When Hong Kong’s fight against smugglers in speedboats turned deadly
- In the 1980s and ’90s, police engaged in sometimes fatal pursuit of powerful speedboats heading to mainland China carrying everything from VCRs to cars
A dangerous offshore battle, fought intermittently in Hong Kong waters for some 20 years, is to be commemorated by a new installation on the city’s Central waterfront, outside the Hong Kong Maritime Museum on June 24.
Since the late 1980s, law enforcement agencies have grappled with large-scale cross-border smuggling syndicates operating purpose-built, high-speed power boats known as dai fei. Many officers were injured, some lost their lives, in pursuing these stealthy craft.
“It was a deadly game,” says retired superintendent Les Bird, who commanded the first small boat unit tasked with tackling the dai fei problem.

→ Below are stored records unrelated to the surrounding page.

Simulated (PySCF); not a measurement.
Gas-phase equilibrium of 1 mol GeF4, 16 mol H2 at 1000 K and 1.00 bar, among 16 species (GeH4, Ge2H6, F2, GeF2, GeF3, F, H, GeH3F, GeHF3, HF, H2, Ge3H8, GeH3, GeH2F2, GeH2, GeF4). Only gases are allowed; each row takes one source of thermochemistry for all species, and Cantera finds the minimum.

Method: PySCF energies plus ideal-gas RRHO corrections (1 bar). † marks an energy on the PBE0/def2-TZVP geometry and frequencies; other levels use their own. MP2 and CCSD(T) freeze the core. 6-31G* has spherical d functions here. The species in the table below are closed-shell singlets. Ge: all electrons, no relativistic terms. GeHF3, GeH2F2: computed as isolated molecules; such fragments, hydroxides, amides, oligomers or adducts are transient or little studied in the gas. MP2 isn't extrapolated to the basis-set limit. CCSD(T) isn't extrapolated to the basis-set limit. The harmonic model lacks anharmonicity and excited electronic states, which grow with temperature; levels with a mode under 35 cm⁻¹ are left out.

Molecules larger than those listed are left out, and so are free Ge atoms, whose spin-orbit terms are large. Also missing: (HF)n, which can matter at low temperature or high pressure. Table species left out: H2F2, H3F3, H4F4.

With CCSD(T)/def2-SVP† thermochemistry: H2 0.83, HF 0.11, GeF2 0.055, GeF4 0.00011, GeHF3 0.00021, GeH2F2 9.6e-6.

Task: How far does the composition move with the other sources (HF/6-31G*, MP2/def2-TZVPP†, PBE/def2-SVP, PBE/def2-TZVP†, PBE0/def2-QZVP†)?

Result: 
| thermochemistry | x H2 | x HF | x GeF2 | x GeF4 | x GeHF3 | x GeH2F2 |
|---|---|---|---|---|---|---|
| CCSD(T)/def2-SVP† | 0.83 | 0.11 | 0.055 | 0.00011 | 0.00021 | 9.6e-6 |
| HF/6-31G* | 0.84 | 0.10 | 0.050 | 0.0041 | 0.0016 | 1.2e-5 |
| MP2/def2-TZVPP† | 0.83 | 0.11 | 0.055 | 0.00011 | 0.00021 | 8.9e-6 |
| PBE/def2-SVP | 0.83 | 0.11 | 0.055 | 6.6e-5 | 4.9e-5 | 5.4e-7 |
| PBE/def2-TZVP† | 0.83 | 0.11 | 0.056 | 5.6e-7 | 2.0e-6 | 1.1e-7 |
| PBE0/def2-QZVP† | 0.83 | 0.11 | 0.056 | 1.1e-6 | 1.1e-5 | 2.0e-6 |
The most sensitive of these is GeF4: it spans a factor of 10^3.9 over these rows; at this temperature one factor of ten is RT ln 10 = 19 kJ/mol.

At its peak in the late 80s and 90s, armadas of up to 30 vessels fitted with steel-tipped bows – designed for ramming police vessels – would swarm into secluded Hong Kong waters at night. Assisted by accomplices, they would load cargoes of contraband luxury goods before speeding off towards mainland China.
They were basic but manoeuvrable, and unless the smugglers were arrested in the act of loading contraband, or intercepted with illicit cargo on board, convictions were almost impossible. Huge profits could be made by criminal gangs seeking to satisfy an insatiable demand created by rising prosperity on the mainland, accompanied by high import tariffs. A fully loaded dai fei could transport, say, 400 VCRs, at a profit of about HK$1 million for a night’s work.
“They had four or five big V8 outboard engines on these pre-moulded GRP shells,” says Bird, “and they used to fly across the water at speeds of up to 50 knots, hence the name dai fei – big fliers.”